Gravitational compact objects like neutron stars and black holes have puzzled scientists and the general public for decades with their extreme gravity and sometimes counterintuitive nature. And now they might be joined by an even weirder sibling.
In a paper published in Physical Review Letters, researcher Raúl Carballo-Rubio has proposed the theoretical existence of an ultra-compact star, where the gravitational collapse is balanced out by several different quantum mechanical effects. Something similar already happens in neutron stars, where gravity is balanced out by a repulsive force known as degeneracy pressure. But in these new stars, the repulsive force is also produced by the quantum vacuum polarization.
“As a consequence of the attractive and repulsive forces at play, a massive star can either become a neutron star or turn into a black hole,” explained Carballo-Rubio, from SISSA, in a statement. “But if the star’s mass becomes higher than a certain threshold, about 3 times the solar mass, the equilibrium would be broken and the star collapses due to the overwhelming pull of the gravitational force.”
The question that Carballo-Rubio wanted to answer was a challenging one. Could other quantum mechanics effects come into play beyond that mass threshold? Here enters the quantum vacuum polarization. In this phenomenon, electromagnetic fields create electron-positron pairs, which being matter and antimatter would annihilate back into photons, acting as a repulsive force.

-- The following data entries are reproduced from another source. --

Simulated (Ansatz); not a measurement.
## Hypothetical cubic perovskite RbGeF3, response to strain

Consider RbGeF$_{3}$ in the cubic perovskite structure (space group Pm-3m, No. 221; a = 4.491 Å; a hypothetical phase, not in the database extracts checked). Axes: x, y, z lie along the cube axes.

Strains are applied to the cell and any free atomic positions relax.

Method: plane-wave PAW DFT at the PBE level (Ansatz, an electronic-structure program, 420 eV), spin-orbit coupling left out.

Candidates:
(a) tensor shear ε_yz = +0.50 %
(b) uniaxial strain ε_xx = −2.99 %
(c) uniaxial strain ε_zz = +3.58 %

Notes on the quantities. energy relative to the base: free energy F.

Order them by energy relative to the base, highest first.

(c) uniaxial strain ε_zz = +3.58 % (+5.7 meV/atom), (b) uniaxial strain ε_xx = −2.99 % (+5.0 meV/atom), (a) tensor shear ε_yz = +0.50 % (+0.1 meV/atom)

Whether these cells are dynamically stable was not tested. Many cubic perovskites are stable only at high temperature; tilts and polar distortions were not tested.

The vacuum polarization would provide an additional force to balance out the gravitational collapse and could create an incredibly dense star that behaves similarly to a black hole but without an event horizon. Similar objects have in the past been called black stars or gravastars.
“The novelty in this analysis is that, for the first time, all these ingredients have been assembled together in a fully consistent model. Moreover, it has been shown that there exist new stellar configurations, and that these can be described in a surprisingly simple manner,” Carballo-Rubio added.
While the theoretical solution appears sound, it is unclear if such an object could exist in our own universe. Several gravastar scenarios have been disproven because they are not stable, and this solution might end up being similar to those.
But if they do exist, they won’t stay hidden for long. Carballo-Rubio believes that by using gravitational observatories like LIGO and VIRGO, we could possibly detect them within the next decade.